Closed takluyver closed 8 years ago

takluyver commented 8 years ago

This is experimental - it passes ptyprocess' own tests, but we should test it more extensively before we decide to merge it.

We can't just open the r/w file object with buffering enabled, because that fails with an error on a non-seekable stream. That makes sense for file access - buffering without seeking would break mixed reads and writes. A pty is a bit odd: although we have a single file descriptor, it's conceptually more like two separate streams. Luckily, Python provides BufferedRWPair to join two file objects - one reading and one writing - into a single thing.

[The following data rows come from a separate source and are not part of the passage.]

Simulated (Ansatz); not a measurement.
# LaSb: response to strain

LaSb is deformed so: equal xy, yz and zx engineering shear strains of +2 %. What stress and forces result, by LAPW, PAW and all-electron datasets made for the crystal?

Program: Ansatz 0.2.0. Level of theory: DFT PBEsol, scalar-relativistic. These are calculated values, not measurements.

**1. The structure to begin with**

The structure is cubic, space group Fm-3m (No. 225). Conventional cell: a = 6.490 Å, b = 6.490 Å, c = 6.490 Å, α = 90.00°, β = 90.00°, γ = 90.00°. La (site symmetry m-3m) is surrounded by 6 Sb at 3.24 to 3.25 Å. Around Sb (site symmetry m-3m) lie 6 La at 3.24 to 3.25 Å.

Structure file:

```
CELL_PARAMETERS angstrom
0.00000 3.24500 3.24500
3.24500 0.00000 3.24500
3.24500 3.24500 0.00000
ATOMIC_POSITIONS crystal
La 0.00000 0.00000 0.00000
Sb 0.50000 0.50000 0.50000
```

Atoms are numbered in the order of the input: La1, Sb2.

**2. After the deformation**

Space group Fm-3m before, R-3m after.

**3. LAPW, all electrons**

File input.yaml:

Because of the buffering, if someone reads through the object interface, and then uses the FD directly to read further, they may lose data. However, I think that using the FD is still OK so long as you never use the read methods (as Pexpect does). We should check this.

Calls to PtyProcess.write() are effectively unbuffered by default, because I call flush() after writing the data. Passing flush=False will skip this.

Closes gh-3

jquast commented 8 years ago

Good work with io.BufferedRWPair, Tested OK with pexpect on linux/mac/freebsd, no failures.

Because of the buffering, if someone reads through the object interface, and then uses the FD directly

I think we can safely assume exclusive read rights in PtyProcess. I'll leave it up to you to version bump and release at your discretion.